Incident on 2019-02-13
On February 13, 2019 we suffered a service interruption during the transition between data centers. The direct effect on customers was minimal, but the interruption impacted resources such as our billing system and management console. The interruption lasted for 4 hours.
We moved data centers during January and February. Our own equipment was the last equipment we moved, which hosted resources such as the website, the wiki, the blog, the management console and billing website.
While we were split between data centers, we bridged some traffic between the two data centers. We have redundant routers but to avoid bridging loops, the tunnels for the bridges were only on one of the routers.
A DOS attack interrupted the tunnels. Customer traffic resumed when the DOS was over but the tunnels remained down. We tried for half an hour to debug the issue and decided that since we were scheduled to migrate those services the following night anyway, to go ahead and do that immediately so that the tunnels were no longer necessary. Before powering down any equipment we ran a playbook to reconfigure the networking on the servers being moved because we were switching to bonded network interfaces rather than a single interface.
After we moved our own servers we discovered that one of the switch configurations was incomplete. We also learned that the operation failed partway through when we reconfigured networking on one of the servers before moving it. Typically we do separate runs for each server, but this time we did them together. At least one of them succeeded, which initially hid the failure.

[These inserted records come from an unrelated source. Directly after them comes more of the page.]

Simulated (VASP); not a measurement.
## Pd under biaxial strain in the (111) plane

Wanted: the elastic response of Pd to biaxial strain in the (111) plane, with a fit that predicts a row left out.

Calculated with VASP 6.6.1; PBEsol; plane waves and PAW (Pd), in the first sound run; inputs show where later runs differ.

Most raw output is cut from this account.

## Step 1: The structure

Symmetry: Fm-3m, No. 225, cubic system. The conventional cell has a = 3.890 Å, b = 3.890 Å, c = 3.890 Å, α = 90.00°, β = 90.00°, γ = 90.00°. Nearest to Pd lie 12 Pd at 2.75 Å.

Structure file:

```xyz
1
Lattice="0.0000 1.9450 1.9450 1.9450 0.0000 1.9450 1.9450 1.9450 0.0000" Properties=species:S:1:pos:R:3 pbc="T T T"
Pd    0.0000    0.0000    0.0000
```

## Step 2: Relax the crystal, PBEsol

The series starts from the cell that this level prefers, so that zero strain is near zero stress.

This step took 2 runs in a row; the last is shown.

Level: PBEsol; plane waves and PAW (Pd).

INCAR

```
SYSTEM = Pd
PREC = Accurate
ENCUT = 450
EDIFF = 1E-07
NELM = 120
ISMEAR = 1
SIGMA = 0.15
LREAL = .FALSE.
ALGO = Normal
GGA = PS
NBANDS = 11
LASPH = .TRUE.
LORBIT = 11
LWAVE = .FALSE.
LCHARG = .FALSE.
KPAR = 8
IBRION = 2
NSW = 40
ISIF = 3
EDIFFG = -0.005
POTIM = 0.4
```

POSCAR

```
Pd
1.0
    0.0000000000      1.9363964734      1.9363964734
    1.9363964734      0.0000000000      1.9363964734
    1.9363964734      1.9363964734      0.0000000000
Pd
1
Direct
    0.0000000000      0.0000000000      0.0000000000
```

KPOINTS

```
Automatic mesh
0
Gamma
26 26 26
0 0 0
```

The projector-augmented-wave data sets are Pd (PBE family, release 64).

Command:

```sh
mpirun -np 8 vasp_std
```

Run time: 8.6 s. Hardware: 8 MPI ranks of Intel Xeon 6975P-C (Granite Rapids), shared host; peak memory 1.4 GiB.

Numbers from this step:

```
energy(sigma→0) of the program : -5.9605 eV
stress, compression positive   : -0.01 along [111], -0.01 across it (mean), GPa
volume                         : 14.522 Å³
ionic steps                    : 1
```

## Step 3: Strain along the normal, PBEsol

Fixing that server’s networking took longer than it should have. At that stage in the move we had not configured a network port such that we could plug in directly to our infrastructure, nor had we gotten ourselves set up on the customer wifi at our new data center and the guest wifi was very slow. Once that was resolved, we realized had not finished NTP access for these servers and we wanted to do that before bringing up our own services.
This was an unusual confluence of circumstances. In particular we are no longer using tunnels, so this sort of incident cannot happen again.